Leveraging Kafka Spring Dead Letter Queue for Resilient Messaging

Introduction

In the realm of distributed systems, robust communication between microservices is paramount. Kafka, with its high throughput and fault-tolerant design, has become a go-to solution for building scalable messaging systems.

However, ensuring message reliability in asynchronous communication can be challenging, especially when dealing with failures and errors. One approach to handle such scenarios is the use of a Dead Letter Queue (DLQ), which acts as a safety net for messages that couldn’t be processed successfully on their initial attempt.

In this blog post, we’ll explore the concept of Kafka Spring Dead Letter Queue and see how to implement it.

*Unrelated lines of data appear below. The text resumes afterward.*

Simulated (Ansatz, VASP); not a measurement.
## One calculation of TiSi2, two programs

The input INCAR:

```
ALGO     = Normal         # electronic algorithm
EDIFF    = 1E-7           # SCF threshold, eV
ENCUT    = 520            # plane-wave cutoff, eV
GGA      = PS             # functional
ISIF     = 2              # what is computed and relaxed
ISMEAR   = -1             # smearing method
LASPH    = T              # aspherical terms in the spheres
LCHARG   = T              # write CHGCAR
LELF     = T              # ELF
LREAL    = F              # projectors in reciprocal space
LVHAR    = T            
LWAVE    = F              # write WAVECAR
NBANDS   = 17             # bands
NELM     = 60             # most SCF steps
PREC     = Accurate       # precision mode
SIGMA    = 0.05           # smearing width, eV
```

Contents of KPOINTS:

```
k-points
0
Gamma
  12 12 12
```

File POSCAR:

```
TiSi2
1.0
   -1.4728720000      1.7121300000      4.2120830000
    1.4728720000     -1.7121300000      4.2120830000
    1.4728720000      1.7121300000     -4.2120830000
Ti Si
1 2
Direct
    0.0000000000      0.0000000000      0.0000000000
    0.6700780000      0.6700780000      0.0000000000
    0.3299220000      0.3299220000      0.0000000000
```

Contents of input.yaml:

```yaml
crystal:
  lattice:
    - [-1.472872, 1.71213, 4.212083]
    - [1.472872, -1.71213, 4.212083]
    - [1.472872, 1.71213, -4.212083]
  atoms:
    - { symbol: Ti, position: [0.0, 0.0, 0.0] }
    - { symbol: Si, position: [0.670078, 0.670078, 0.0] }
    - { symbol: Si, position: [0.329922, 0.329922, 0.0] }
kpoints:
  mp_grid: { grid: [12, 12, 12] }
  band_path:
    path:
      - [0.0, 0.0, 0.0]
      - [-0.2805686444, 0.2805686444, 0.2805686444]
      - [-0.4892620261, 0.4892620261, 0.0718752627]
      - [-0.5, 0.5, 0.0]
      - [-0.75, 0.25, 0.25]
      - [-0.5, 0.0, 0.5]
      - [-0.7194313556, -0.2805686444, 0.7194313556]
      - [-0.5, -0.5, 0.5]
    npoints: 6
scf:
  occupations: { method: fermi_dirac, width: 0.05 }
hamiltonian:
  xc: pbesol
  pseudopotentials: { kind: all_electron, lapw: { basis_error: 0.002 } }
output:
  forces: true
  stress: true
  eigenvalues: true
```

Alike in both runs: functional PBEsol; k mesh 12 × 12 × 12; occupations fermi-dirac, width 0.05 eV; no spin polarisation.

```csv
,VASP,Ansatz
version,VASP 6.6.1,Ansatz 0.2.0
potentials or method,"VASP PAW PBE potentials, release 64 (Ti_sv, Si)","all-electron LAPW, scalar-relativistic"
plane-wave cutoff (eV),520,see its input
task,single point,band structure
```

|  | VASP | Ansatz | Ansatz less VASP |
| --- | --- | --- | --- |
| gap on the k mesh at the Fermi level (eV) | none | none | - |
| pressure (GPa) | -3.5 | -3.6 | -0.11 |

Understanding Kafka Spring Dead Letter Queue

A Dead Letter Queue (DLQ) is a special queue where messages that fail to be processed are sent. In the context of Kafka and Spring, the Dead Letter Queue is an invaluable feature that enhances the resilience of message-driven applications. When a consumer encounters an error while processing a message from a Kafka topic, instead of discarding the message outright, it can be redirected to a designated DLQ for further analysis or processing.

Achieving non-blocking retry and DLT functionality with Kafka usually requires setting up extra topics and creating and configuring the corresponding listeners.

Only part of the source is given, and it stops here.